Each item has additional details and requirements, and your plan may only allow some of these.

You must use all other reasonably available resources—both outside the plan and within the plan, such as loans and other available withdrawals—before taking a hardship withdrawal.

You can generally withdraw up to the total of what you have contributed to the plan, plus some types of employer contributions if your plan permits.

Earnings are not eligible for withdrawal.

The maximum you can withdraw is the amount needed to meet the financial hardship, plus reasonably anticipated taxes and penalties on the withdrawal. A 10% penalty may apply if you make the withdrawal before you reach age 59 1/2.

After you take a hardship withdrawal, you may not contribute to the plan for six months.

Your plan may specify other requirements for you to receive a hardship withdrawal.

2. In-service: some plans allow you to withdraw money, while still an active employee, once you reach at least age 59 1/2.
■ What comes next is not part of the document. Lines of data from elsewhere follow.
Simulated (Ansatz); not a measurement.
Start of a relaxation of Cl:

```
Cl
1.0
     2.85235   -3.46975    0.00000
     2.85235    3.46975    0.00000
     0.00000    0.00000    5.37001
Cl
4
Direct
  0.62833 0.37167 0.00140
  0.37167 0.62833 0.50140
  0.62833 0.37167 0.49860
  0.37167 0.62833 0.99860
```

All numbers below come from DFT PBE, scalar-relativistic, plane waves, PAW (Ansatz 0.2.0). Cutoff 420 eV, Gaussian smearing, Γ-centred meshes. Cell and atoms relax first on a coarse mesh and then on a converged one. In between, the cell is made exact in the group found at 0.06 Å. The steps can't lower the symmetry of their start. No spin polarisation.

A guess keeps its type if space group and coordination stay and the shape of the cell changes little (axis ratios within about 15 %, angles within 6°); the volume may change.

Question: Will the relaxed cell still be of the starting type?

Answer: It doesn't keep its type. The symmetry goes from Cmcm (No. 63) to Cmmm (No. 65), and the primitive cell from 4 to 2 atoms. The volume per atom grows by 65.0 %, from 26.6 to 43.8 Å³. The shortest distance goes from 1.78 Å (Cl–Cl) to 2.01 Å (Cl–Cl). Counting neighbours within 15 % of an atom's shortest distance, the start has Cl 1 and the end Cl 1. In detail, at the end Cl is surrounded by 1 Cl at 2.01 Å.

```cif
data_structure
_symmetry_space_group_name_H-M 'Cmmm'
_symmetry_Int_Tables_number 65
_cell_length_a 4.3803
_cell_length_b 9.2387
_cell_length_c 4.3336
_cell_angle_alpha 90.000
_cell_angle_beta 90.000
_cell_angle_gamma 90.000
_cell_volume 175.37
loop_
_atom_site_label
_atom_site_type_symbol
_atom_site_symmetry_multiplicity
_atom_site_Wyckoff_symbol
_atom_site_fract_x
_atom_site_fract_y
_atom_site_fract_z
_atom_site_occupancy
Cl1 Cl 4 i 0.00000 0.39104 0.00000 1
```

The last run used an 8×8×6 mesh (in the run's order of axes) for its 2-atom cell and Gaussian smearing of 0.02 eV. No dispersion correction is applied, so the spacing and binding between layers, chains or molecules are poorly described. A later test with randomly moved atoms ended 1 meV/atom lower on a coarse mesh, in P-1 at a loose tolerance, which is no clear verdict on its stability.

For both hardship and in-service withdrawals:

  • Your plan can specify the source(s) and order of money withdrawn (for example, pretax deferrals, Roth deferrals, and matching contributions, among others).
  • Pretax amounts withdrawn from your account are considered taxable income.
  • If you withdraw from your Roth account, and it is a nonqualified withdrawal, earnings are considered taxable and a 10% penalty may apply.
  • Your plan can limit how often you may take a withdrawal.
  • Your plan may require your spouse to approve your withdrawal.